Continue to where stone walls mark the corner of four former fields or pastures. Here, the choice is to either turn left, following the State Forest boundary east, or pass through the walls onto MLCT land. The ‘eastern’ trail joins the longer, western loop later. Pass through the stone wall and follow the winding trail over the slight rise and then down to an overlook. Here, choose either to turn sharp left (east) along the overlook, or descend the steep bank to the pond.
Descend to pondside and bear left along the old road. A short walk on the trail permits close views of aquatic life along the south side of this beautiful pond, excellent breeding habitat for salamanders and frogs. It drains into an extensive wetland to the south.
Continue eastward from the pond along the old road bordering the wetland. In spring, a yellow haze of spice bush flowers overtops bright green masses of skunk cabbage; in the fall, witchazel flowers create a similar effect. Where the trail diverges temporarily from the wetland, the “overlook” trail joins from the left. Note the many rocky “stream tracks” leading down from the high ground to the north. Centuries of water-flow have washed away the soil, exposing rocks whose rounded shapes reflect the grinding by glaciers 10 millenia ago. Along the way, near laurel thickets, the path is crossed by several ‘seeps,’ one of which is fed by an active spring nearby.

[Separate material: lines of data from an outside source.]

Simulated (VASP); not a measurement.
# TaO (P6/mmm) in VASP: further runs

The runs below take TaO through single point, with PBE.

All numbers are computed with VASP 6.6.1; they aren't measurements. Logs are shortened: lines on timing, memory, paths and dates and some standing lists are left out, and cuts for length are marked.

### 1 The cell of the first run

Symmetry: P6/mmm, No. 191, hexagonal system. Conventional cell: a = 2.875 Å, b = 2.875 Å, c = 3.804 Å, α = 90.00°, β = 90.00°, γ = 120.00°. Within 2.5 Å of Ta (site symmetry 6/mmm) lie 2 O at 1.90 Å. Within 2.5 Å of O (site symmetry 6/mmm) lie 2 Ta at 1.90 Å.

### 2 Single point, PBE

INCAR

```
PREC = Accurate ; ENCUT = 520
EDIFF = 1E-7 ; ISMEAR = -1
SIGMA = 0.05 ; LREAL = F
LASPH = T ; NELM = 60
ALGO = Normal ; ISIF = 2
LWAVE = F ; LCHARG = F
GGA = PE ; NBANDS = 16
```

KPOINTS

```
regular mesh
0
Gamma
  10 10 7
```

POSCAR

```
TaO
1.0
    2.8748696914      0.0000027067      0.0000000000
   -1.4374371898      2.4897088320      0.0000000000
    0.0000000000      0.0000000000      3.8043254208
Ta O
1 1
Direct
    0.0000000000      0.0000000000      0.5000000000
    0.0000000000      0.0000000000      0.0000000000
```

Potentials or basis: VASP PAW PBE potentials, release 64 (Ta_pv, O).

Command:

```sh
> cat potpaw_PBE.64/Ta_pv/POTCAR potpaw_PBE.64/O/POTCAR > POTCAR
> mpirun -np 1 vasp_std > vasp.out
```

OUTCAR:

(Where the trail turns northward (left), the trail along the State Forest boundary heads left, .25 mile back to the “four-fields corner.”)
Continue across a small stream and then sharply north close to the eastern State Forest border, marked by stone walls. The trail bends right and then left, marking the short spur trail to Trailhead 1 on Colonial Rd. Exit here or continue the short distance (about 800 feet) to Trailhead 2. The path between the trailheads passes by a wetland to the west and, once again, through a stand of large tulip poplar.